On Fri, Sep 10, 2021 at 04:16:28PM -0400, Kent Overstreet wrote:
> One particularly noteworthy idea was having struct page refer to
> multiple hardware pages, and using slab/slub for larger
> alloctions. In my view, the primary reason for making this change
> isn't the memory overhead to struct page (though reducing that would
> be nice);

Don't underestimate this, however.

Picture the near future Willy describes, where we don't bump struct
page size yet but serve most cache with compound huge pages.

On x86, it would mean that the average page cache entry has 512
mapping pointers, 512 index members, 512 private pointers, 1024 LRU
list pointers, 512 dirty flags, 512 writeback flags, 512 uptodate
flags, 512 memcg pointers etc. - you get the idea.

This is a ton of memory. I think this doesn't get more traction
because it's memory we've always allocated, and we're simply more
sensitive to regressions than long-standing pain. But nevertheless
this is a pretty low-hanging fruit.

The folio makes a great first step moving those into a separate data
structure, opening the door to one day realizing these savings. Even
when some MM folks say this was never the intent behind the patches, I
think this is going to matter significantly, if not more so, later on.

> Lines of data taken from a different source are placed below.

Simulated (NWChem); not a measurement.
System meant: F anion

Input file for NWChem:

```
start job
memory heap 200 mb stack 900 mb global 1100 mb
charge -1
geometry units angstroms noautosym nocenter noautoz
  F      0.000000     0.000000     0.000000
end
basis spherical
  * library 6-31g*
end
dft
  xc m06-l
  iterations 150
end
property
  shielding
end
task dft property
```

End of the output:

> Fortunately, Matthew made a big step in the right direction by making folios a
> new type. Right now, struct folio is not separately allocated - it's just
> unionized/overlayed with struct page - but perhaps in the future they could be
> separately allocated. I don't think that is a remotely realistic goal for _this_
> patch series given the amount of code that touches struct page (thing: writeback
> code, LRU list code, page fault handlers!) - but I think that's a goal we could
> keep in mind going forward.

Yeah, agreed. Not doable out of the gate, but retaining the ability to
allocate the "cache entry descriptor" bits - mapping, index etc. -
on-demand would be a huge benefit down the road for the above reason.

For that they would have to be in - and stay in - their own type.

> We should also be clear on what _exactly_ folios are for, so they don't become
> the new dumping ground for everyone to stash their crap. They're to be a new
> core abstraction, and we should endeaver to keep our core data structures
> _small_, and _simple_.

Right. struct page is a lot of things and anything but simple and
obvious today. struct folio in its current state does a good job
separating some of that stuff out.

However, when we think about *which* of the struct page mess the folio
wants to address, I think that bias toward recent pain over much
bigger long-standing pain strikes again.

The compound page proliferation is new, and we're sensitive to the
ambiguity it created between head and tail pages. It's added some
compound_head() in lower-level accessor functions that are not
necessary for many contexts. The folio type safety will help clean
that up, and this is great.

However, there is a much bigger, systematic type ambiguity in the MM
world that we've just gotten used to over the years: anon vs file vs
shmem vs slab vs ...

- Many places rely on context to say "if we get here, it must be
  anon/file", and then unsafely access overloaded member elements:
  page->mapping, PG_readahead, PG_swapcache, PG_private

- On the other hand, we also have low-level accessor functions that
  disambiguate the type and impose checks on contexts that may or may
  not actually need them - not unlike compound_head() in PageActive():

  struct address_space *folio_mapping(struct folio *folio)
  {
	struct address_space *mapping;

	/* This happens if someone calls flush_dcache_page on slab page */
	if (unlikely(folio_test_slab(folio)))
		return NULL;

	if (unlikely(folio_test_swapcache(folio)))
		return swap_address_space(folio_swap_entry(folio));

	mapping = folio->mapping;
	if ((unsigned long)mapping & PAGE_MAPPING_ANON)
		return NULL;

	return (void *)((unsigned long)mapping & ~PAGE_MAPPING_FLAGS);
  }

  Then we go identify places that say "we know it's at least not a
  slab page!" and convert them to page_mapping_file() which IS safe to
  use with anon. Or we say "we know this MUST be a file page" and just
  access the (unsafe) mapping pointer directly.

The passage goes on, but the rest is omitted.